Device-queue is not blocking if it is full. Some child kernels don't work. get_default_queue does not return error nor does enqueue_kernel.

Discussion created by tugrul_512bit on Jul 2, 2017
Latest reply on Jul 15, 2017 by tugrul_512bit

Here is a simple algorithm that makes a sphere's surface wavy:




                        __kernel void test( __global float *xyz,__global float *xyzn,__global float *xyzo,__global float * arguments)
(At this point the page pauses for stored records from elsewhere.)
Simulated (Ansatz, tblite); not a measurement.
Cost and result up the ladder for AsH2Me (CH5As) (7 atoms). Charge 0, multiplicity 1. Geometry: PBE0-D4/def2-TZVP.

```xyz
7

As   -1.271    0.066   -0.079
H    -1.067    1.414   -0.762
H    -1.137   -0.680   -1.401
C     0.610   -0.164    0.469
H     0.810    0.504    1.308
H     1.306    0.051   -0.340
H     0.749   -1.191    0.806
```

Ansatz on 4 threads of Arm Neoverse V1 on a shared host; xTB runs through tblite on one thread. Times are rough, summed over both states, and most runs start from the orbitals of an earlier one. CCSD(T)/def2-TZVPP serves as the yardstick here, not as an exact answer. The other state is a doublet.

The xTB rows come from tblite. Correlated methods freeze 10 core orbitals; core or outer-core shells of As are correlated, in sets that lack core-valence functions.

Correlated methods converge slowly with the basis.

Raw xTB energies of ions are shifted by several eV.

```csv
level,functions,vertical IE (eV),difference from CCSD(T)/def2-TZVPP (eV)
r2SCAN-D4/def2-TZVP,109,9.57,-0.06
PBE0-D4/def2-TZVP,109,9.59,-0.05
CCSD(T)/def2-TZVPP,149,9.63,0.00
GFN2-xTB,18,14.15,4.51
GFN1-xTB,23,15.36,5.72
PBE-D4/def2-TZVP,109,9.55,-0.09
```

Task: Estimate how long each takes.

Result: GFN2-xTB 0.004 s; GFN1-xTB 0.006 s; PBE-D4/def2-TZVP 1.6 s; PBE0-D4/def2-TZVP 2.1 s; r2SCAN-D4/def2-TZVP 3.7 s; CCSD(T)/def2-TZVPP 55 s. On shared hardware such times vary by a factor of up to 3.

                            int threadId=get_global_id(0);

                                    float dx=xyz[threadId*3]-arguments[2];float dy=xyz[threadId*3+1]-arguments[3];float t=arguments[1];

                                    float ctr=arguments[0];float wave=0.02f*ctr*sin(40.0f*t+100.0f*sqrt(dx*dx+dy*dy));

                                    xyzo[threadId*3]=xyz[threadId*3]+xyzn[threadId*3]*wave; // wave equation for all surface vertices

                                    xyzo[threadId*3+1]=xyz[threadId*3+1]+xyzn[threadId*3+1]*wave; // wave equation for all surface vertices

                                    xyzo[threadId*3+2]=xyz[threadId*3+2]+xyzn[threadId*3+2]*wave; // wave equation for all surface vertices




                        __kernel void waveEquation( __global float *xyz,__global float *xyzn,__global float *xyzo,__global float * arguments)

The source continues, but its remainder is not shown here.